So You Think You Can Dance

TV Show
Reality TV
run date:
Nigel Lythgoe, Cat Deeley, Mary Murphy
Current Status:
In Season

To quote the world’s most sought-after hunk of man (Bret Michaels, naturally): Whatsagoinon?! I’m out one week — thereby missing not one, not two, but three SYTYCD episodes — and we still haven’t found our top 20 dancers yet? Man, these producers are dragging out this process like it’s a Days Of Our Lives Swamp Girl plotline.

Frustrating, yes, but even more so when you consider how little dancing we actually saw during last night’s day two in Vegas. Sure, the episode paraded plenty of contestants in front of our eyes, but thanks to a ridiculous amount of camera cuts (did Paul Greengrass guest direct the show last night?), we were only able to catch short glimpses of each. And it’s really too bad. Because we didn’t need to see Nigel pacing about like a football coach, spouting hilarious-when-read-out-of-context phrases like ”You’re caressing a woman’s face there! You’re not feeling a melon!” and ”I want women here!” (Sigh. Nigel, you just make this too easy.) Or Laurie Ann Gibson responding to a dancer’s innocent marking question as if he had just asked her to fetch him Junior’s cheesecake in Brooklyn. (”The audacity of you to ask me such a ridiculous question…Now dance!”)

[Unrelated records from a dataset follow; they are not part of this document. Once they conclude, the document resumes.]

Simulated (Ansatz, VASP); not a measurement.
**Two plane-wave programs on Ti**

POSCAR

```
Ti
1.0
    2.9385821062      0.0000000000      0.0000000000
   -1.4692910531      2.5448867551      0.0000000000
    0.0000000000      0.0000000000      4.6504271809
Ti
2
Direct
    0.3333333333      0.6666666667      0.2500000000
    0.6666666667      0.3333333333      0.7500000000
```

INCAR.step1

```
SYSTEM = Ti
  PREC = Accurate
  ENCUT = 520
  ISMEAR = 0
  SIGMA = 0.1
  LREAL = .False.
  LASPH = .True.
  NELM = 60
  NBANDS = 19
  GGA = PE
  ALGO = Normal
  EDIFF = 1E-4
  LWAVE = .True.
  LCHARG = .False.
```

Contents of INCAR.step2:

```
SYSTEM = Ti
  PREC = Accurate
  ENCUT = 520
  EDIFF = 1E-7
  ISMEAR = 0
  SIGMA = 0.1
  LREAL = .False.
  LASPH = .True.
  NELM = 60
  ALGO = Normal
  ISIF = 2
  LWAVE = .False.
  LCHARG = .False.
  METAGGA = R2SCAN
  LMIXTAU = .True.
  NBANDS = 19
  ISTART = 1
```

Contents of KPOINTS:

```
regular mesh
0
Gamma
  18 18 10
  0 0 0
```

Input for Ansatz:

That being said, we saw just enough of some dancers to know that they’re hopping down a one-way street to the top 20. And I’d argue that one contestant is hiding a map to the finale in his back pocket. Just which contestant? Why, krumper Russell Ferguson, of course. Ever since his more-than-respectable foray into ballroom last week, I’ve had my eye on the guy. And then on day two, he proves he can perfect contemporary and Broadway? Insanity. Now, I will concede something suspicious is going on here — what with Russell insisting that he’s never received formal training — but how can you not root for him? I’ve been searching for Joshua 2.0 for over a year, and Russell might just prove to be the perfect updated model. Therefore, regardless of the seemingly inevitable but-the-Internet-proves-he’s-had-formal-training! scandal to come, I’ll be clinging onto this contestant this season like Winona Ryder clings onto a sweater at Saks.

Another top 20 lock is Billy Bell, the contemporary dancer who has made it far, regardless of his inexperience and tendency to go all Drag Me To Hell on us. I, however, can’t seem to get behind Billy 100 percent. His legwork is utter perfection, and worthy of marvel, considering he’s only had five years to perfect his craft. His upper body, though, is still far too manic to not be distracting. It’s just too strange of a dichotomy: He’s Roberto Bolle on the bottom, Gumby on top. But then again, everyone loves an underdog, which might be the reason why Adam Shankman cried during Billy’s solo routine (the only one we saw last night). That, or Tyce was farting out some serious tear gas.